Review: ‘Inside Llewyn Davis’ is a chart-topper Special

Posted Dec 20, 2013 by Sarah Gopaul
Joel and Ethan Coen’s ‘Inside Llewyn Davis’ presents a week in a young folk singer’s life, chronicling his misadventures in the search for success.
A scene from  Inside Llewyn Davis
A scene from 'Inside Llewyn Davis'
Mongrel Media
Folk isn’t exactly trending right now, yet it remains entrenched in our cultural zeitgeist. Bob Dylan continues to sell out concerts, and bands like Mumford and Sons sell millions of albums. A few films have also capitalized on this tradition, but Inside Llewyn Davis may be one of the most captivating with a first-rate soundtrack and fascinating though somber narrative.

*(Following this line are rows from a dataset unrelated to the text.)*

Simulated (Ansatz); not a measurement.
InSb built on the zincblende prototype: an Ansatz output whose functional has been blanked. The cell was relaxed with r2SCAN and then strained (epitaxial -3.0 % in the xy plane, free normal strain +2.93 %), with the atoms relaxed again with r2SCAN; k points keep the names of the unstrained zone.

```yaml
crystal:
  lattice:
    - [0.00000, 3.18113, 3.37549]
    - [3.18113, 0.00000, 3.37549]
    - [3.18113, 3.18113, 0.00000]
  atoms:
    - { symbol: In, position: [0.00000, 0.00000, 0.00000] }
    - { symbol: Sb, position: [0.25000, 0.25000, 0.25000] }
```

Llewyn Davis (Oscar Isaac) relies on the kindness of his friends and family to provide a roof over his head at night. His emotional baggage outweighs the actual sack of belongings he carries, though his guitar is his most valuable possession. His music career took a hit recently and his latest album is not selling as well as he’d hoped. Llewyn is one road trip away from following in his father’s footsteps and spending the rest of his years as a merchant marine. His odyssey takes him from Greenwich Village to Chicago and back in hopes of impressing a fussy music mogul (F. Murray Abraham) and living his dream.
Llewyn isn’t always the most likeable character. He’s jaded, often flying off the handle and unleashing his world-weary view on unsuspecting companions. Though considering most of these people continue to speak to Llewyn after these incidences, they must also see the decent man that lives behind those outbursts; possibly remember who he was before the tragedy that soured his outlook. For audiences, this softer side is exemplified by the care he shows for a friend’s cat.
The group of actors brought together to play small roles in Llewyn’s journey is noteworthy. Some of the characters are drawn from real-life influences in the folk scene, but none are direct renditions. Carey Mulligan and Justin Timberlake portray the singing couple Jean and Jim. She’s cynical and regularly sports a false smile; he’s cheerful enough for both of them. Garrett Hedlund is a virtually silent beatnik driving a permanently high jazz musician played by John Goodman to his next gig. And Adam Driver is Al Cody, another performer with a box of unsold albums hidden under a table.
Writers/directors Joel and Ethan Coen’s films have been consistently commended for their musical selections. This soundtrack is integral to the narrative, which includes all the songs without interruption. But the music is equally enjoyable outside of the picture. The film opens with Llewyn’s rendition of the melancholy “Hang Me, Oh Hang Me” in The Gaslight Café in 1961. Seen from various vantage points, the view from the rear of the audience is the best perspective as it places viewers in the club to appreciate this lovely piece of music. “The Death of Queen Jane” has a similar effect. “Fare thee Well” is a romantic tune performed in full at just the right moment of the film. Conversely, “Please Mr. Kennedy” is a jauntier song that inevitably lightens the listener’s mood. Isaac is a wonderful performer and could not have been better casted in this movie.
And because he couldn’t be excluded, Bob Dylan makes an appearance. The unreleased studio version of “Farewell” is included on the soundtrack.